My experience with toe in, it can help, but do not overdone it, just a little bit, try not too triangle shape, if the speakers is fatigue less, you don't need toe in will wonderful sound, having said that if the speakers sound harsh or too bright, toe in or whatever room treatments won't work effectively, fatigue will come eventually, recently I got to compare a pairs of Wharfedale Denton & Wharfedale Jade 3, end up I love the Denton so much more, relaxing, detailed, musical fatigue less sound that let you enjoy more
I say overdo it! Yes indeed. Have the drivers cross 1-3 feet in front of your head meaning your speakers will have extreme toe in when nearfield listening. Try this as many use it and report stellar results. This works best with two way speakers!
I love it and have tried most every method touted on the net. This is the best in my room with my gear.
Sometimes it's helpful if you can have someone toe in the speakers as you are listening to them. It will become apparent where a good spot is as for a starter as they are moved around. I haven't tried the radical toe in as discussed above, but have usually settled for toe in that aims at my shoulders and crosses behind me about 4 feet or so.
For a very long time I've used the Martin Logan curved panels which are quite dependent on positioning so have possibly become a little over attentive to those requirements. I've had 5 pairs of these over the years and never had any of them in the forward facing mode. On the other hand, when using conventional speakers I don't think I used any but a slight toe-in. With these Serie Reference monitors, that's where I started, with zero toeing.
I'm trying not to become fixated on the equilateral triangle positioning of speakers relative to the listener but there are enough discussions supporting that setup theory that I think it's worth considering as, at least, a starting point. Right now the speakers are positioned 12 feet apart with my listening spot 16 feet from them in a room about 18 feet wide and 25 feet long. I can make some minor adjustments to the furnishings to put the speakers 14 feet apart with the listening position 15 feet from them. With the speakers this far apart I'm thinking that some toe in would be called for and I'll begin experimenting. I'm still impressed with these 20 year old speakers and am sure they'll be in my home permanently.
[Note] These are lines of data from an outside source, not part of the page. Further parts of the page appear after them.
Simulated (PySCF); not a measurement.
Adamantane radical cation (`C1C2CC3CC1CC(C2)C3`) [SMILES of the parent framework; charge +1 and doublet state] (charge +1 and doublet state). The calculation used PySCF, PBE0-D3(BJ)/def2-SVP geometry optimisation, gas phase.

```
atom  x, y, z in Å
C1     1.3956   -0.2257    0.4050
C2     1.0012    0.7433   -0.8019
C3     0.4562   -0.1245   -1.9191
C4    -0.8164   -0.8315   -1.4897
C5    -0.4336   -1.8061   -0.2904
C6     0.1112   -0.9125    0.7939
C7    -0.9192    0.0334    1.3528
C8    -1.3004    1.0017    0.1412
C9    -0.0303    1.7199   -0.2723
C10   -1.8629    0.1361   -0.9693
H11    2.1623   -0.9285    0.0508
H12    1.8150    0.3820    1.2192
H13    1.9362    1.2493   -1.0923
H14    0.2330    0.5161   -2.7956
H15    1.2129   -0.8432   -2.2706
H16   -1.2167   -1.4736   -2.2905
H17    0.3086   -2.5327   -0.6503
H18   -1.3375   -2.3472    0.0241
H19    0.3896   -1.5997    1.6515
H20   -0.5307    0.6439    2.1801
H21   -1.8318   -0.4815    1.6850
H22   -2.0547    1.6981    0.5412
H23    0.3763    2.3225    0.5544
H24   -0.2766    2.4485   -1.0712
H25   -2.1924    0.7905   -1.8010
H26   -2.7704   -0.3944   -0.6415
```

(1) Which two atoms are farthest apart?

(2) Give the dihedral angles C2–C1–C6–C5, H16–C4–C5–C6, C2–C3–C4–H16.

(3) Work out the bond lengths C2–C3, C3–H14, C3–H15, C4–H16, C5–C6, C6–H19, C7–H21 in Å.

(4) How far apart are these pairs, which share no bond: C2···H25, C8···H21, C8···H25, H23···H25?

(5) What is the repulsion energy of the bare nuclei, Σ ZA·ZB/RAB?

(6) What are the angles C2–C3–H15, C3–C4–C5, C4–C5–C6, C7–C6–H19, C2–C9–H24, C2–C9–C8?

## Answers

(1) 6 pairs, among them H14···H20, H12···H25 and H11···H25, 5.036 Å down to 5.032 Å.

Ok and thanks. I ordered the recommended items and have temporarily settled on 15 ft speaker separation with very slight toe-in. It sounds good and I imagine that there will be an acclimation curve having left the world of electrostats. The Ethos and MMC Serie are both great speakers just different. Besides, in many ways I think the monitors are going to be easier to deal with in several ways including having more latitude in amplification choices. BTW, I temporarily connected the Serie's directly the 80W Peachtree Nova which I normally use as a preamp to the Peachtree 220 and could could tell very little difference; trying the same with the ML Odysseys or Ethos' produced a not so acceptable result.
I've seen a few inaccuracies posted. If a speaker has a perfectly flat response and reasonable time & phase alignment a full tow in works well, especially in room with a lot of problems, the full tow in helps keep the frequencies from rebounding off sidewalls by aiming directly at your ears... often you can look at graphs of a speaker and see frequency peaks, in this case, almost always, you will find a soother frequency response off axis and a slight tow or straight frontal view helps a bunch.. So unfortunately, there is not absolute. Not knowing your speakers, I always suggest a full tow in, pointing at your ears... left speaker pointed at left ear, right at right ear, not crossing. If there are any peaks or maybe your soundstage is not wide enough, from there, start turning them outward, just a few degrees at a time. I would put something on the sofa back behind your head and measure outward marking the points at which your speakers should point... you will very quickly zone in on your preference.
I hope this helps, Tim
Thanks, Tim. That's almost exactly the toe-in I used for the transducers and what you say makes sense. I do have a difficult room with an additional issue re a partial wall near, behind and to the right of my listening position. The effect that this has is dramatic when listening to out of phase test tones; as I move from the front wall back toward my spot, the sound migrates to the right. I assumed that the wall was at least a contributor to this phenomenon and more exaggerated toeing did help.
I subscribe most nearly with Timlub's recommendation. Keep in mind that the vast majority of speakers are designed to produce a flat frequency response when measured on axis. This means that the more the speaker is turned off axis the less flat the frequency response will be. In most cases there will appear a dip in response at the crossover point between the drivers. I get my best results with my speakers very nearly pointing right at me but with slight toe-out as this provides a little more sense of spaciousness. If pressed to give an absolute recommendation I would suggest setting them up so you are on the verge of seeing the the inward sides of the cabinets. This is my experience in my smallish room with stand-mounted Usher BE-718s.
Beemerrider, Thank you. My situation with this partial wall to my right seems (I think) to dictate consideration in toeing requirements and I'm assuming that some toe in is necessary to reduce the influence of that surface. I found also that moving my seating position 2 feet closer to the speakers and further in front of that wall also helps. In either position, I've had the speakers pointed directly at me.
Broadstone, it appears to me that you have your speakers just about where they need to be given the room anomalies you describe, i. e. - you are minimizing surface reflections and preserving the frequency response designed into them vis a vis your listening position. In smaller rooms like ours it isn't a bad thing to have speakers that beam so that reflections can be minimized.
Good lad. I have owned something like 20 to 25 BMW bikes, from a '74 R90S through an '02 K1200LT. Four spine surgeries and a hip replacement put riding off limits in these, my golden years.
Just re-read your initial commentary and see that you're not burdened by having a small listening room. So, our discussion is a tad less critical in your case. My primary listening room is 24' X 26' and I am able to place my Apogee Slant 6s well into the room and away from all walls. Likewise my listening position is very nearly in the center of the room. There is no noticeable reflective sound and it's easy to experience much of the feeling of being in the recording environment. Still, as with my smaller listening room, I prefer the main speakers to be close to "on axis" with the listening position.